Is Customer Service dead?

Is it just me or have you also been experiencing this problem lately?

I’ve recently had a number of really unbelievably bad customer service incidents. One was with a wireless carrier — should I be surprised?? — and another, a real doozy that I’ll detail in the near future on this blog, with an online retailer. A third one happened at a restaurant during a recent trip.

The restaurant incident was small next to the other two but strange in it’s own way. I went for an early dinner at a Pakistani restaurant in the Bay Area. There were only a few customers in the restaurant at the time, and only two of us who had placed orders for food. The others were already eating.

The waiter brought out some food and gave it to the other customer. I looked over and thought, wow, what a coincidence. It looked like he had ordered virtually the same dishes I had. The customer started eating his meal and I didn’t pay much attention to him beyond that.

About 10 minutes later, the waiter brought out my order; or at least what he thought was my order. As he placed the food on the table, I looked at it and said, this doesn’t look like what I ordered.  The waiter started speaking out the names of the dishes, and the other customer — seated a couple of tables away — perked up, and said to the waiter, “I think that’s what I ordered.”

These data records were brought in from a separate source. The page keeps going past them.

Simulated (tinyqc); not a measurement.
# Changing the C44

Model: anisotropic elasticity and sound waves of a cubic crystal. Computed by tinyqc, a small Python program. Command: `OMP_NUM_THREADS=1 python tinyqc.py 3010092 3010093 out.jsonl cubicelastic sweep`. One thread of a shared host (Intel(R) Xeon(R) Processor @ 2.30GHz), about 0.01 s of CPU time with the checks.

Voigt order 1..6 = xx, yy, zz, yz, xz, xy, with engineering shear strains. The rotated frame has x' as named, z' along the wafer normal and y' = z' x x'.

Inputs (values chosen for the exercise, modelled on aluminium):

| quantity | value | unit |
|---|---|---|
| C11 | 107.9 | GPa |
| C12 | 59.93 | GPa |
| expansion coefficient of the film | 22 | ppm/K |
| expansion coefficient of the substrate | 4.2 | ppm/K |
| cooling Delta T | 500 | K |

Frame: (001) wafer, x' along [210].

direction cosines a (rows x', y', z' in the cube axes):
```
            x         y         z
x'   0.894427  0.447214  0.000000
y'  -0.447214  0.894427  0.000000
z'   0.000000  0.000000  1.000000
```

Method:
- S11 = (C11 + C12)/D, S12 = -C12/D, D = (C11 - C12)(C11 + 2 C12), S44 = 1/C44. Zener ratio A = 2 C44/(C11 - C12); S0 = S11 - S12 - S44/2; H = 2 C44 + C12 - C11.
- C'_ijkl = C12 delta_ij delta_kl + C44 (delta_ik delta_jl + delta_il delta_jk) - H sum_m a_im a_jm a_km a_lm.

The waiter looked at him, somewhat puzzled and asked “Are you sure?”

“Yes, pretty sure”, the customer replied.

The waiter asked him, “Do you want this food as well?”

Much to my surprise, the customer said “Yes” and the waiter took the food over to his table.

The waiter returned, gave me a very brief apology — “Sorry about that sir.” — and went back to the kitchen.

I eventually got my meal. It was a small incident, but I still can’t understand the following:

  1. How, at a very slow time, with only two customers ordering food, had the waiter completely forgotten who ordered what?
  2. Why, after making the mistake, they thought that “Sorry about that sir” was all that was needed?
  3. How the other customer failed to realize he’d received entirely the wrong meal and didn’t alert the waiter?
  4. How that customer expected to eat two full meals of food?

Customer service may be dead, but in this one case, at least one appetite was very healthy.

Question: Should I have expected more than a simple apology? Or was my expectation too high?



4 responses to “Is Customer Service dead?

  1. BTW, just noticed the 3 “Possibly related posts” just above the comments. 🙂

    These are automatically generated by WordPress, but it’s pretty clear that I’m not the only one writing about this.

  2. I would love to assume in this case that it was an ‘act of mere coincidence’ 🙂

  3. At that point, after the waiter apologized, you should have asked to speak to the manager. The manager would have comped your meal. Maybe the manager would then do something in regards to some process improvement, but you’d never know, because you won’t be going back to that restaurant.

    I had a waiter turn my table, because I was eating alone. Sadly, this was a restaurant where I typically had a great time and leisurely meal. I ordered too much food to compensate for eating alone, as in higher ticket, bigger tip, but this guy couldn’t see that far ahead. Anyway, asked to speak to the manager, and there is always two managers on duty in any restaurant: front-end and kitchen if not a third. Got comped.

  4. You should have complained. Lousy service and goof ups in restaurants particularly infuriate me. Unfortunately, seems to be the norm these days. Quite a shame, considering it is a service industry. But anyway, blow some steam off the next time- you can get compensated, if nothing else, you’ll feel a little better.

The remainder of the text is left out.